Forum Moderators: open

Message Too Old, No Replies

Why is google indexing non existent pages?

Need I have index.html in every directory.

         

Powdork

10:41 pm on Aug 29, 2004 (gmt 0)

WebmasterWorld Senior Member 10+ Year Member



I am seeing a whole lot of
www.example.com/category/subcategory/ results for my site when doing a site:www.example.com search on google. These are to index pages which don't exist. Photoshop's web gallery automation creates a directory with all the html pages. This directory does not include the gallery index page which resides one level up. I'm concerned about whether Google is spidering my site correctly since the appearance of these means the actual % of pages they have indexed is lower than I thought. I'm also concerned about this combining with or being a result of any sandboxing. The returned pages are actually my servers indices of the directory.
Anyone?

[edited by: ciml at 10:51 am (utc) on Aug. 30, 2004]
[edit reason] Examplified. [/edit]

doc_z

5:52 pm on Aug 30, 2004 (gmt 0)

WebmasterWorld Senior Member 10+ Year Member Top Contributors Of The Month



Does Google show any backlinks for these 'pages'? (There might be external links to the directories.)

Powdork

5:58 am on Aug 31, 2004 (gmt 0)

WebmasterWorld Senior Member 10+ Year Member



Does Google show any backlinks for these 'pages'? (There might be external links to the directories.)

Funny thing that.
Some of the internal pages did have links previously to
www.example.com/category/subcategory/index.htm which would yield a 404. i discovered a number of these problems on the site because msnbot was following the links and they were showing up in the error logs. Googlebot was not showing up in the error logs, because she was following the link but without the index.htm, which was how the link was coded. So does that mean that Googlebot always goes to
www.example.com/category/subcategory/ when the link is really to
www.example.com/category/subcategory/index.htm
If so, does that tell us anything useful?

highman

7:20 am on Aug 31, 2004 (gmt 0)

10+ Year Member



>So does that mean that Googlebot always goes to
>www.example.com/category/subcategory/ when the link is really to
>www.example.com/category/subcategory/index.htm
>If so, does that tell us anything useful?

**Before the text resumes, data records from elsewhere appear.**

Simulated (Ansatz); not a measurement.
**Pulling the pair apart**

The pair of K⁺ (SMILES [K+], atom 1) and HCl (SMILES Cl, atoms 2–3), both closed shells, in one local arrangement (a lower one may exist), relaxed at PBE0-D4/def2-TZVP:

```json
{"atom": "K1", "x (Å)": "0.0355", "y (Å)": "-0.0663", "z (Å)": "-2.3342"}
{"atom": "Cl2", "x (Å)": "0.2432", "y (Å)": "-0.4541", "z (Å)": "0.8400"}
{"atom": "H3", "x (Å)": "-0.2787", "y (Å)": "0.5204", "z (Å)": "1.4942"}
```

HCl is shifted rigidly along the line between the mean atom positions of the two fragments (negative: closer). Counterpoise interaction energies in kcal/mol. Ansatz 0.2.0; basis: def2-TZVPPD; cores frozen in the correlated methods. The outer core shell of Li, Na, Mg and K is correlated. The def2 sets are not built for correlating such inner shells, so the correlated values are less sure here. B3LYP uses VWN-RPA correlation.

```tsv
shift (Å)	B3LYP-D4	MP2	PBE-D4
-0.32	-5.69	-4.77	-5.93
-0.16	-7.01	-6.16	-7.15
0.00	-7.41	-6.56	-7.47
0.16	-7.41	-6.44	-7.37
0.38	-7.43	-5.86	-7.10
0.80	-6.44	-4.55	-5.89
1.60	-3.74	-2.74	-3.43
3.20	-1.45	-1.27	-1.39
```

This has been the case for years, very apparent if you use the 404 model where no files actually exist, a link to index.htm / html, default.htm / html / asp etc seems to be ignored and the default doc for that folder is requested

HTH

dirkz

10:45 am on Aug 31, 2004 (gmt 0)

WebmasterWorld Senior Member 10+ Year Member



I have seen that before (maybe GB is testing the existance of directories) but couldn't derive any useful knowledge of it.

Marcia

8:58 pm on Aug 31, 2004 (gmt 0)

WebmasterWorld Senior Member 10+ Year Member



You have to exclude empty directories without an html file from being accessed yourself. Some hosts have something automatic in the control panel to do it.

Google will show a file in the index, just url only, even with a robots.txt exluded file or domain - even without a link to it. I've got a domain right now that's completely excluded from indexing and the url for the root index page in there.